Building the project and upload the JAR

You compile the UDF code into a JAR and add the JAR to the classpath on the cluster. You choose one of several methods of configuring the cluster so Hive can find the JAR.

Cloudera Private Cloud Base
Use one of these methods to configure the cluster to find the JAR:
  • Direct reference

    Straight-forward, but recommended for development only.

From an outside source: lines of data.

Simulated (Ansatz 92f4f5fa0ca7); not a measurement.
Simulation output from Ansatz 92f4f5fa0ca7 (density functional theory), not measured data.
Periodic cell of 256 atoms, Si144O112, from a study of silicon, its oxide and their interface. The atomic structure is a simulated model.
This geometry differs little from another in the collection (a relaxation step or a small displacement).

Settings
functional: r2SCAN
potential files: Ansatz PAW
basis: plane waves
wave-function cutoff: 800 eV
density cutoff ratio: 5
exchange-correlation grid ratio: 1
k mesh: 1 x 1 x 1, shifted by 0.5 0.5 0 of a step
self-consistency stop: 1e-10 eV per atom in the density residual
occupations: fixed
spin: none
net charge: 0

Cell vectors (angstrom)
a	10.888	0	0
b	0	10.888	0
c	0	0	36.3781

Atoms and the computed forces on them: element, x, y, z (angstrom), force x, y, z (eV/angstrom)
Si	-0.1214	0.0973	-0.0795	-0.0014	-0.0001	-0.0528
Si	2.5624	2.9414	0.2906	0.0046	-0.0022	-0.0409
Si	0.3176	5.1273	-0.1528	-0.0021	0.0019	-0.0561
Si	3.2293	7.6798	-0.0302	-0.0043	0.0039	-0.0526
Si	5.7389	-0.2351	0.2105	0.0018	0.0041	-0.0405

  • Hive aux library directory

    Prevents accidental overwriting of files or functions. Recommended for tested, stable UDFs to prevent accidental overwriting of files or functions.

  • Reloadable aux JAR

    Avoids HiveServer restarts. Recommended if you anticipate making frequent changes to the UDF logic.

CDP Public Cloud
Use the Direct reference method only.
  1. Build the IntelliJ project.
    ...
    [INFO] Building jar: /Users/max/IdeaProjects/hiveudf/target/TypeOf-1.0-SNAPSHOT.jar
    [INFO] ------------------------------------------------------------------------
    [INFO] BUILD SUCCESS
    [INFO] ------------------------------------------------------------------------
    [INFO] Total time: 14.820 s
    [INFO] Finished at: 2019-04-03T16:53:04-07:00
    [INFO] Final Memory: 26M/397M
    [INFO] ------------------------------------------------------------------------
                        
    Process finished with exit code 0
  2. In IntelliJ, navigate to the JAR in the /target directory of the project.
  3. Configure the cluster so Hive can find the JAR using one of the following methods.
    • Direct JAR reference
      1. Upload the JAR to HDFS (Cloudera Private Cloud Base) or S3 (CDP Public Cloud).
      2. Move the JAR into the Hive warehouse. For example, in Cloudera Private Cloud Base:
        $ hdfs dfs -put TypeOf-1.0-SNAPSHOT.jar /warehouse/tablespace/managed/hiveudf-1.0-SNAPSHOT.jar
    • Hive aux JARs path (Cloudera Private Cloud Base only)
      1. In Cloudera Private Cloud Base, click Cloudera Manager > Clusters and select the HIVE. Click Configuration and search for Hive Auxiliary JARs Directory.
      2. Specify a directory value for the Hive aux JARs property if necessary, or make a note of the path.
      3. Upload the JAR to the specified directory on all Hive metastore instances.
      4. Click Cloudera Manager > Clusters and select the HIVE-ON-TEZ. Click Configuration and search for Hive Auxiliary JARs Directory.
      5. Upload the JAR to the specified directory on all HiveServer instances.
    • Reloadable aux JAR (Cloudera Private Cloud Base only)
      1. Upload the JAR to the /hadoop/hive-udf-dyn directory on all HiveServer instances (and all Metastore instances, if separate). An HDFS location is not supported.
      2. In hive-site.xml, set the following property: hive.reloadable.aux.jars.path=/hadoop/hive-udf-dyn.
  4. In IntelliJ, click Save.
  5. Click Actions > Deploy Client Configuration.
  6. Restart the Hive service. For example, restart HIVE.